W3C home > Mailing lists > Public > public-rdf-wg@w3.org > October 2011

Re: Web Semantics for Datasets

From: Richard Cyganiak <richard@cyganiak.de>
Date: Fri, 7 Oct 2011 16:57:03 +0100
Cc: RDF Working Group WG <public-rdf-wg@w3.org>
Message-Id: <C3372F9D-9714-40F6-8691-1F2FA73603E6@cyganiak.de>
To: Sandro Hawke <sandro@w3.org>
On 7 Oct 2011, at 15:07, Sandro Hawke wrote:
>> The way I see it, the proposal is backwards. We want to specify an abstract, idealised information space – a collection of RDF graphs. How to access that information space (dereferencing, SPARQL, N-Quads dumps, etc) is an implementation detail that's subject to pragmatic decision, unreliable networks, fads and fashions, and so on. When specifying the abstract information space, you cannot define it in terms of its access implementation. Just define the abstract information space, and leave it to the market to decide on how to access it.
> You may well be right about this, but I'd like to see how far we can
> push it and what we'd get from doing so.

What's your reason for wanting to make this normative rather than just a declared good practice?

I take it that a TriG file would be non-conforming if it contains a named graph that doesn't match what you get by dereferencing?

Let's say I have a TriG file <x.trig>. Now let's assume a scenario A where it is conforming (the web matches its contents) and a scenario B where it's non-conforming (the web doesn't match its contents). What observable difference in the behaviour of software would you like to see?

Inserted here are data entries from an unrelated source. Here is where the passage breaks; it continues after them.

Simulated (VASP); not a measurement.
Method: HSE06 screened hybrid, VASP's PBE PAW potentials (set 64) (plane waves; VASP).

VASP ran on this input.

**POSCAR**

For example, would a TriG parser generate the same RDF dataset in both cases or not?

Would a SPARQL processor answer all queries in the same way or not?

Would it entail the same additional triples/quads under the various levels of RDF/S and OWL entailment or not?

> I think we can make it a lot more crisp than AWWW.

That sounds like TAG business to me.

>> The relationship between <u,G> in a named graph shouldn't be “dereferencing u yields G”. It should be “owner of u gets to say what's in G”, which already *is* the case per AWWW, so we don't actually need to say anything about that when specifying <u,G>.
> Can you say more about this?  I don't understand.   That seems even more
> abstract than dereference.    

It says: “Good practice: don't squat in other people's namespaces.”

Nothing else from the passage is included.